PLYMOUTH, Ind. — Blueberry pickers in Indiana and Michigan should have no problem filling buckets this season despite the heavy toll extreme winter cold had on peaches and other fruit in parts of the region.

Growers like Dean Ott at Stateline Blueberries, near the Indiana-Michigan border outside New Buffalo, Mich., and Gary Tillman at Tillman Farms U-Pick near Plymouth in northern Indiana gave high marks for the number and size of their early berries.

Tillman said it could be his best crop ever. “We have 60 acres of blueberries and they’re all full. It’s going to be hard to keep up,” he said.

Ott gave the crop on his 55 acres an A-minus. “We’ve had better years, but it’s a pretty good damn year.”

Overall, the crops were far enough along in maturity to open their fields to pickers just prior to July 4, despite maturity being a week to 10 days behind normal.

In Michigan, Mike Heibel said his bushes were full but many of the blueberries were too small yet. He hopes the 10 acres he’s owned for 40 years outside New Buffalo will be ready for picking by mid-July.

He said his berries would have been larger by now had the honeybees he brought in to pollinate been more active. He blamed the wet spring for the bees staying in their hives much of the time.

“They were lazy this year. They didn’t get the job done,” he explained.

Ott said he had plenty of pollination from using a combination of honey and mason bees in his fields. He said honeybees don’t venture out much when it rains, but mason bees are active no matter the weather conditions.

“Cold; wet; windy; it doesn’t matter. They’re out there working,” he said.

He cited good pollination and record spring rainfall for his early varieties of blueberries being the largest in his 22 years of owning the farm.

Mark Longstroth, a fruit educator for the Michigan State University extension office at Kalamazoo, rated this year’s crop statewide as average. He said there were some blueberry bushes damaged by the extreme late January and early February cold that wiped out most of this year’s peaches and wine grapes in southwestern Michigan.

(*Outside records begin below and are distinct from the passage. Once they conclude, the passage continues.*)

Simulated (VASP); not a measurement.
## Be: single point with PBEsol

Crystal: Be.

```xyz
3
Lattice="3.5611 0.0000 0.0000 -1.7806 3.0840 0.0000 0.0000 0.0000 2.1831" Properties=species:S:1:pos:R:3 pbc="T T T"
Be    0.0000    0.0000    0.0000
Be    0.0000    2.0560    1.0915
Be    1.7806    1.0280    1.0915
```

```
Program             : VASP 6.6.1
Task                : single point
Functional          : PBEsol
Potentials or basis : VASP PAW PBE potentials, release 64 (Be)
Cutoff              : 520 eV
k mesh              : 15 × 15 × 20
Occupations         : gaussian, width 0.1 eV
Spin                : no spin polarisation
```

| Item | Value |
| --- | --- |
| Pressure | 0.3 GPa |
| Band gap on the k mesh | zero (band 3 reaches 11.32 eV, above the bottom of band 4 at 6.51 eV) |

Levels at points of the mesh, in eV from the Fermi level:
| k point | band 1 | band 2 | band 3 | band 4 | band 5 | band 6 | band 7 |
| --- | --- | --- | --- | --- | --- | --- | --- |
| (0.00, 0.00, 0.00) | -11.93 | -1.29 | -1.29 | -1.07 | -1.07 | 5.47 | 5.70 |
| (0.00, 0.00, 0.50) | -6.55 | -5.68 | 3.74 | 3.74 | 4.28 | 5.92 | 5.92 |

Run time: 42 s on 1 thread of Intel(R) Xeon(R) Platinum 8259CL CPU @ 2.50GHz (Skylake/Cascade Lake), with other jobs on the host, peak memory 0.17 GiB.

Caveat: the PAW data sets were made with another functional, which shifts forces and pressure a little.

The damage to blueberries, though, was not nearly as bad as he expected going into the season because of temperatures greater than minus-20 degrees Fahrenheit. “I expected to see a lot of winter injury in blueberries. We did see that in some places, but the crop looks better and better. With all of the rain, the crop has sized really well,” he said.

Longstroth said most of the damage is in fields away from Lake Michigan that don’t have the protection of warmer air blowing in from the lake during the winter. Peaches and wine grapes sustained much greater losses because they’re more susceptible to extreme cold than blueberries and other heartier crops like apples.

Ott said he doesn’t prune his bushes as far back as other growers after the season, to offer more protection against winter extremes. Freshly-cut branches sprout new growth to produce more fruit, but cuts not healed over enough absorb more of the bud-killing cold.

“You’ll get extra fruit but then if you have that polar vortex come through, they won’t harden off enough to sustain themselves through that,” Ott said.

Indiana and Michigan are among the 10 states that produce 98 percent of the nation’s blueberries, according to the U.S High Bush Blueberry Council. The others are California, Florida, Georgia, Mississippi, New Jersey, North Carolina, Oregon, and Washington.

Sandier soil high in organic matter with a naturally high water table is cited for most of the plantings in Indiana being in the northern third of the state and the southwestern part of Michigan.